Seattle Council Makes Recycling Mandatory

The move is being made to turn around the city's collection levels.

The city of Seattle’s City Council voted Dec. 15 to make recycling mandatory for residents of the city. The vote was unanimous.

The new rules require Seattle residents to collect for recycling paper, old corrugated containers, glass and plastic bottles, and aluminum and tin cans, starting Jan. 1, 2005. If these materials are found in garbage cans, the containers will be tagged as part of a yearlong education campaign.

Beginning in 2006, residential customers will be warned if the materials are found in trash receptacles. If banned materials are found three times, the city will refuse to collect the garbage until such items are removed.

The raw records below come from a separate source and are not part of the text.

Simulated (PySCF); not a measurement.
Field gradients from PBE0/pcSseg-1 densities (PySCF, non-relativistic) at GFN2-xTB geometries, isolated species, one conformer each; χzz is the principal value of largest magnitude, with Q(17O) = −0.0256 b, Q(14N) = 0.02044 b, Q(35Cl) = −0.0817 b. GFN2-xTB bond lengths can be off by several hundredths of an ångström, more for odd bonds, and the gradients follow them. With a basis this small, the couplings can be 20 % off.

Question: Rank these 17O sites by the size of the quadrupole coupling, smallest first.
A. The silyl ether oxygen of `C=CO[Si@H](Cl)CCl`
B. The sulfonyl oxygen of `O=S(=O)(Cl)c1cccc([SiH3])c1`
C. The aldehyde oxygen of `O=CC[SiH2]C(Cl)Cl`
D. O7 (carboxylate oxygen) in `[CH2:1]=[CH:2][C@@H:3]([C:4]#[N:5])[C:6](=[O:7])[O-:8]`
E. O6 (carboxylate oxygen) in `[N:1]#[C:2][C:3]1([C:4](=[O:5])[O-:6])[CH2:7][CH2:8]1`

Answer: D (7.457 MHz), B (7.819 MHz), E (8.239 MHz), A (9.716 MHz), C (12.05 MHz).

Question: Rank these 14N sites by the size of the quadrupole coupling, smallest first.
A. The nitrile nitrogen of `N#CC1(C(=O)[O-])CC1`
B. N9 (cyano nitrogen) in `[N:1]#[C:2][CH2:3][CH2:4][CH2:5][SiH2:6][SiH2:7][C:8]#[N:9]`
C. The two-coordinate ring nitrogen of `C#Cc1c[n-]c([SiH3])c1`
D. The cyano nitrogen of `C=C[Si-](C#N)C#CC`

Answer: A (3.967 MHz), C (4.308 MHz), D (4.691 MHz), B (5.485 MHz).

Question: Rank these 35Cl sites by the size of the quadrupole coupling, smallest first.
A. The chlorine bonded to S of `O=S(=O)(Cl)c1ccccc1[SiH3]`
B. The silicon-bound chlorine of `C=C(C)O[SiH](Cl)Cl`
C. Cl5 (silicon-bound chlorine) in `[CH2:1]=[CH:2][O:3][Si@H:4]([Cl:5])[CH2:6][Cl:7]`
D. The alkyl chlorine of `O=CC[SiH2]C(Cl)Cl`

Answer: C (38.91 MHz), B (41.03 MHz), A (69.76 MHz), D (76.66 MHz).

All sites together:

Commercial customers can be fined up to $50 for each container that includes banned materials. But single-family households will not face a monetary penalty under the new rules.

The rules stem from Seattle's slumping recycling rate, which dropped from 44 percent in 1995 to 38 percent in 2001. The city's goal is a 60 percent recycling rate by 2010. The city was supposed to hit a 52 percent rate last year.

Nickels' original proposal also called for commercial customers, such as restaurants, to recycle food waste, but the new rules don't require that. City officials still are refining the details of such a plan.

Scope of Proposed Legislation includes the following:

·            Commercial establishments -- ban on disposal of paper, cardboard and yard waste in garbage.

·            Residents of multifamily and mixed-use buildings -- ban on disposal of newspaper, mixed waste paper, cardboard, glass bottles and jars, plastic containers, “tin” cans and aluminum cans in garbage .

·            Commercial or multifamily customers without adequate space for recycling may be exempted by.

Enforcement of the new legislation would include an education program that would begin by the end of the first quarter next year.

Bans on the disposal of recyclables would not become effective until Jan. 1, 2005, with enforcement starting in 2006.

Further, the ban would apply to the disposal of uncontaminated paper and cardboard only.

According to the Seattle Times, the recycling initiative is projected to have a net cost of $272,000 next year. By 2007, a net savings of more than $2 million is projected, according to Councilwoman Margaret Pageler, as more waste is diverted from landfills and the city saves on disposal costs.